Taiwan was listed as the number-one country in Asia in terms of overall competitiveness in the 2003-2004 Global Competitiveness Report released this week by the World Economic Forum (WEF). Globally, Taiwan ranks fifth. The main reason for Taiwan's high ranking among the 102 countries listed is that it performed very well in the technological arena, ranking third in the world behind the US and Finland. Taiwan's high ranking in the report has swept away the gloom caused by several years of economic downturn and concern about long-term economic sluggishness and higher unemployment. It has also discredited those singing the demise of Taiwan's economy.
In 2000, Taiwan's overall competitiveness ranked 11th globally. The country then leapt to seventh place in 2001, and then to fifth last year and this year. There has been continual progress. Beating Japan and Singapore in particular is no small achievement. Feelings of satisfaction and vindication aside, the results of the WEF evaluation need to be carefully studied, defects found in Taiwan's performance and the government and political parties called upon to rectify them.
Although Taiwan has been strong on the technological front, there is still much room for improvement. After several years of joint efforts by both ruling and opposition parties, Taiwan has achieved impressive results in IT and high-tech industries.
Taiwan commands a niche in the global market for high-tech products such as notebook and desktop computers, computer accessories, display panels, liquid crystal display monitors, disk drives, wireless products and mobile phones. Particularly noteworthy is the domination of the global chip foundry industry by Taiwan Semi-conductor Manufacturing Co and United Microelectronics Corp.
However, Taiwan's industries are still relying on other people's production systems, components and technologies. Even though original equipment manufacturing chip production has reached high standards, Taiwanese firms cannot participate in the setting of specifications. Their influence in global technology industries is limited, and they lack brand names of their own -- a problem that has been debated for a long time.

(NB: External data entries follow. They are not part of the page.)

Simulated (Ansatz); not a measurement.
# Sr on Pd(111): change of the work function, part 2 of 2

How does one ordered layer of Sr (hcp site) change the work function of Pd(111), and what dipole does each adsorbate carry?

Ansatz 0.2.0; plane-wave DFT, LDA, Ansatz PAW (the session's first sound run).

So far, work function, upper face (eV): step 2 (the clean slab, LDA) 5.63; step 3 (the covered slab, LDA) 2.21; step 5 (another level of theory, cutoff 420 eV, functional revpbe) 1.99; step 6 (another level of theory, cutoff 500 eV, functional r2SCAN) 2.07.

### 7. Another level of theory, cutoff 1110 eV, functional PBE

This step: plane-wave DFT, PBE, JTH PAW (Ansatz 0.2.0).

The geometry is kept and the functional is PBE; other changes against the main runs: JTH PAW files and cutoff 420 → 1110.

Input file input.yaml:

Even though Taiwan is viewed internationally as Asia's leader in terms of research and development capabilities, China pumped almost US$60 billion into research and development in 2001 -- the third-largest amount in the world after the US and Japan, according to a study by the Organization for Economic Co-Operation and Development. The large Chinese investment was sourced not only from local Chinese firms but also from foreign enterprises as well. This is an indicator of China's research and development potential in the technology sector. Neither the government nor the private sector should underestimate the possible threat posed by the other side of the Taiwan Strait in respect to technology industries.
The brilliant performance of Taiwan's private enterprises -- including in technology indices and the subtlety of business operations and strategies -- has garnered a positive evaluation from the WEF. However, despite some improvement, Taiwan's standing remains relatively slack in government efficiency, its economic and business environments and its credit rating.
While the administration has some soul-searching to do, all in all, Taiwan's high ranking in the WEF report has been a welcome shot in the arm for Taiwan's economy. Rather than engaging in a war of words, the government and opposition parties should work at fortifying the economy so that Taiwan's competitiveness can grow further and that standards of living may improve.